Infiniteideas, pp. 608, £

How minor is minor? ‘Rings a bell’ was more or less the response of two English literature graduates, now successful fifty-somethings, when asked what the name Basil Bunting meant to them. It is, after all, a good name, a memorable name. I asked a younger friend, about to start his Eng. Lit. degree at Keble: ‘Nothing.’ I asked a former literary publicist: ‘No, nothing.’ I quizzed a chap from the FCO: ‘Nothing, I’m afraid. Sorry.’

Perhaps not deep research, but I’d be surprised if Basil Bunting’s work was familiar to anyone not a poet or scholar of English modernism. Is this as it should be? Does he deserve a 600-page biography (any more than any other minor poet)? As a matter of fact he does.

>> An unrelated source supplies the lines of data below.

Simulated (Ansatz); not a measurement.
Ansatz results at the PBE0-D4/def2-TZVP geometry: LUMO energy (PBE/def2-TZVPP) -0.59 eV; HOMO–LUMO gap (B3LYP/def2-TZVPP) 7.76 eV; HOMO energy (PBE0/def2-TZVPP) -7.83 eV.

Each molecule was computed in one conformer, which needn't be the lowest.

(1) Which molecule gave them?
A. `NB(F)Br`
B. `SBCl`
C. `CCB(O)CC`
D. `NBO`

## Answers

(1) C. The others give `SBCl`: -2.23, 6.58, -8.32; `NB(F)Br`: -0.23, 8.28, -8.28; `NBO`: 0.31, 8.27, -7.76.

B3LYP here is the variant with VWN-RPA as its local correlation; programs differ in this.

Tehran, 1951, the Ritz. A mob is outside shouting for Bunting’s life. Bunting wrote that he ‘walked into the crowd and stood amongst them and shouted DEATH TO MR BUNTING! with the best of them.’ Most poets don’t find themselves in such situations, or, if they do, don’t react in quite this way.

He was a man of many parts, and his life was a fascinating one, running concurrently with the last century.  Born in 1900 in Northumbria he remained staunchly Northumbrian, despite long spells in London, Italy, France, Spain, the USA and Persia.

He was educated at Quaker schools, and when old enough conscientiously objected to the waging of war against Germany.  Indeed so conscientious was his objection that he refused to do work that freed other men to serve, and spent time in prison. He was later to spend more time in prison in France for violent behaviour while drunk. He saw, too, the insides of Norwegian and Russian jails, for having the wrong papers.

Throughout the 1920s and 1930s he lead a classically bohemian life, drinking with Nina Hamnet in Fitzrovia while writing as a music critic for Outlook, assisting Ford Madox Ford in editing the Trans-atlantic Review in Paris, and hanging out with Ezra Pound and W.B. Yeats in Rapallo. In Tenerife (which he hated, refusing to learn Spanish) he played chess with the future General Franco. He had children with an American heiress whose parents allowed the bohemian ideal to be maintained; but she finally tired of artistic poverty and fled home with their two daughters, while pregnant with a son whom Bunting was never to meet. After this departure Bunting more or less stopped writing poetry. He was not seriously to be published again until the 1960s.

He began the second world war as an aircraftman second class, putting up barrage balloons in Hull; by 1947 he was ‘chief of all our political intelligence in Persia, Iraq, Saudi Arabia, etc’. This was due, in no small part, to the fact that in Rapallo in the 1920s he had taught himself Persian in order to translate ancient oriental poetry.

The war changed Bunting. He ‘enjoyed it very much’, and found himself transformed from passive observer to active participant. He remained in Persia after the war, first as a diplomat and then, after marrying the 14-year-old Armenian Kurd, Sima Alladadian (passed off as 16 when returning to the UK), as the Times correspondent. He smoked opium with the head of the Persian secret police. By the time he was expelled by Mossadeq in 1953 he was probably the best connected, most knowledgeable westerner in the Middle East.

And then Bunting more or less disappears, re-emerging as a kind of grand old man of modernism, visited in Newcastle by American luminaries such Allen Ginsberg, Robert Creeley and Lawrence Ferlinghetti, and publishing, in 1966, his autobiographical long poem ‘Briggflatts’, which was hailed a masterpiece by Cyril Connolly among others. Bunting maintained always that the meaning of a poem resided in its sound and rhythm, that a poem had to be heard, not read. There is an easily available recording of him reading ‘Briggflats’. The ‘r’s roll as if coming in with a strong wind and a high tide, the delivery just the right side of declamatory, and syntax that looks troubling on the page becomes obvious in the poet’s slow, plump, Northumbrian delivery. It is a joy to hear. Filtered through a knowledge of his full life, it releases its meaning even more fully.

In 2015 Faber will publish a new Collected Poems, which I suspect will at last place Bunting unalterably within what Hugh Kenner called the corpus poeticum. Quite right too: ‘A mason times his mallet / to a lark’s twitter.’

This biography contains almost everything you would want to know about Basil Bunting, and if not terrifically well edited (do we really need to read correspondence from someone who ‘nearly met Bunting’?) must surely stand as the definitive reference work.